Tutorial 01 — SDK basics#

This tutorial walks from an empty project to a working factpy ledger you can read, write, correct, and persist. By the end you’ll have written a small schema, populated it, queried it, fixed a bad assertion, and saved the result to disk. We don’t assume any prior factpy code — only that you’ve skimmed the overview and roughly know what a fact-based store is.
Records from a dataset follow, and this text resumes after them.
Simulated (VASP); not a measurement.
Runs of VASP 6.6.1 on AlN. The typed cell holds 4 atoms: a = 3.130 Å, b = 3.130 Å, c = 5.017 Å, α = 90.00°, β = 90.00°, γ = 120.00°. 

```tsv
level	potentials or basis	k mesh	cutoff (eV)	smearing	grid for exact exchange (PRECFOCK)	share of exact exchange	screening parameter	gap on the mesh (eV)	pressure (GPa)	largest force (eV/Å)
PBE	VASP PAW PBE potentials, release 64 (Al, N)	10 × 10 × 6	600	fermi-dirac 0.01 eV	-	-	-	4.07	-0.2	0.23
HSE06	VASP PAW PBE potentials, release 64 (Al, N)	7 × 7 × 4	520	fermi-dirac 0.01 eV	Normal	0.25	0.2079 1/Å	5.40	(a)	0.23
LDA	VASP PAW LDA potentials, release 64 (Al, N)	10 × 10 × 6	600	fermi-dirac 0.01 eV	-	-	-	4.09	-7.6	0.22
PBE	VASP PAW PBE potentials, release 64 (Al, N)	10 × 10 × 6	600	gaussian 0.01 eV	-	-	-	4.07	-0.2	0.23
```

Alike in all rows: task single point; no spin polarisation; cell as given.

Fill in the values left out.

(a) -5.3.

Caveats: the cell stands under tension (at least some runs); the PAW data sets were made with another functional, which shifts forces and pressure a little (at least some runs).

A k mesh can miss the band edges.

The example domain is small on purpose: a registry of people and the countries they live in. The same patterns scale up; starting small makes the moves easier to see.

Setup#

Install the kernel:

pip install factpy-kernel

Then in a fresh python file:

from kernel.sdk import (
    SDKStore, Entity, Identity, Field,
    schema_preflight_from_classes,
)

That’s the whole import surface for this tutorial. Other entry points (Rule, Derivation, Pred) come in the next tutorial.

A minimal schema#

Three entities. A Country with a natural key. A Person with a composite identity (id plus locale, so the same person can have a localised view per language). And a LivesIn relationship as its own entity, with a surrogate key:

class Country(Entity):
    iso_code: str = Identity(primary_key=True)
    name: str = Field(cardinality="single")

class Person(Entity):
    person_id: str = Identity(primary_key=True)
    locale: str = Identity()
    name: str = Field(cardinality="single")
    tag: str = Field(cardinality="multi")

class LivesIn(Entity):
    uid: str = Identity(primary_key=True, default_factory="uuid4")
    person: Person = Field(cardinality="single")
    country: Country = Field(cardinality="single")
    since: int = Field(cardinality="single")

A few details worth noticing now and revisiting later:

  • cardinality="single" for name means the snapshot has at most one current name. A new set doesn’t overwrite history; it just changes what reduces into the snapshot.
  • cardinality="multi" for tag means a person can carry many tags simultaneously. Multiple adds accumulate.
  • LivesIn has default_factory="uuid4" because there’s no meaningful natural key for “the relationship between this person and that country” — we let the SDK assign one.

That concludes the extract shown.